After our tour of Birkenau, we were driven back to Krakow and went for a walk along the river. It had been a hot, sunny day, and there were lots of people out and about and sitting on the grass by the river, and some people were sun-baking! We had dinner in the Jewish quarter, and I got a burger but still wanted the potato pancakes with cranberry jam that I had been eyeing off as a starter. So I got that for dessert :P
Ultimate cultural experience of the day: visiting Auschwitz and Birkenau :(
On the morning of Saturday 28 April, we hung our washing on a clothes hanging rack after we had done a wash, but the clothes were still soaking because the washing machine hadn't gone through a rinse cycle for some reason, and we didn't know how to put just the rinse cycle on. We walked to the train station and got tickets to Warsaw for the next day. We stopped off in the Rynek for a coffee and a milkshake. We went back to the apartment and finished packing our luggage (including our still-wet clothes in separate bags!), and waited for Jacek to come with the car so we could take our things to another apartment for the last night. We were driven to the new apartment, which was bigger than the first one and very nice, and we put our still-wet clothes in the washing machine there so that they could have a rinse cycle.

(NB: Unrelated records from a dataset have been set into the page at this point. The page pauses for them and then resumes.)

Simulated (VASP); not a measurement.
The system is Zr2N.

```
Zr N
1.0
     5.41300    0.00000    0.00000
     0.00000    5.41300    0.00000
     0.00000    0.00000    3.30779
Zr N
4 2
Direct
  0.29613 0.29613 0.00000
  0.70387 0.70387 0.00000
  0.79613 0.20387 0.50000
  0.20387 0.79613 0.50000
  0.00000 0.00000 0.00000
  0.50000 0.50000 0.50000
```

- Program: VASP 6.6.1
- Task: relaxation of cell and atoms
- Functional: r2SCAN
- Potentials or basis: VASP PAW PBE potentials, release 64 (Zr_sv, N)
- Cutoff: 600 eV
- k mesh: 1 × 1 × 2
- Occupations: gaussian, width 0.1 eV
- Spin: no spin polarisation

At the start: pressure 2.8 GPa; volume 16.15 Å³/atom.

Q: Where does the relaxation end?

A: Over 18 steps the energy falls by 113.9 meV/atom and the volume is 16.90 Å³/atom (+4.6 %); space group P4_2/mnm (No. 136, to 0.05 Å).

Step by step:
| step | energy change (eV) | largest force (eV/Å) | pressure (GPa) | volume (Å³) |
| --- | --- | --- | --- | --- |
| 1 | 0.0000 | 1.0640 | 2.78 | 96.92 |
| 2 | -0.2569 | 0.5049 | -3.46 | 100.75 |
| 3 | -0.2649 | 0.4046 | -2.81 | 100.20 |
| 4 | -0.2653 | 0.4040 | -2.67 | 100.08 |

We walked to Wawel Castle, which is a castle that was used by Polish monarchs over the centuries. We walked the grounds a little and went to the cathedral, and the tombs underneath. We got our tickets for the rest of the castle, but they only let a certain number of people per day into the private apartments, and the tickets had sold out. We were given particular times to visit certain parts of the castle. We went to lunch at a nearby restaurant, and Dan got duck stuffed with duck (yes, I wrote that correctly :P), and I got beef between two slices of bread in gravy, and pommes. We went back to the castle for our tour and went to the state rooms first. There were some nice chairs and chests and tapestries. We saw the treasury, which had old chalices and platters and clocks, and even a ring and earring from the 11th Century that were found during excavations of Wawel Hill. We went to the armoury, which had lots of interesting armour, including one with angel wings growing from the back! There was also some nice-looking guns (if they can ever be nice-looking), staffs, crossbows, swords (including squiggly ones), spears, and saddles and other paraphernalia for horses. We went to an exhibition called 'The Lost Wawel', which exhibits ruins and artifacts that were found during excavations, including remnants of a medieval tower, a medieval grave, pottery, tiles and coins. We climbed Sigismund's Tower, which was used for defence, but also used as a jail for nobility during times of peace (like the Tower of London). It had a nice view over Krakow. We went down to the Dragons Den, which had a long stone spiral staircase down into a cave, and at the exit there is an iron statue of a dragon and it breathes fire! For dinner that night, we went back to Starka, and I got Krakow-style potatoes (potato wedges, essentially), and chicken stuffed with herbs and nuts with mashed potato on the side.
Ultimate cultural experience of the day: visiting Wawel Castle.
- First things first, the food was sensational, particularly around the trendy Kazmierez (Jewish quarter). $30-$40 for three courses, two people.
- Krakow is a beautiful city and on the 'hot' list for new tourist destinations.
- It sucks being sick at any time, but particularly when travelling. Note the lack of photos, I could hardly carry myself let alone an additional 10kg of camera equipment.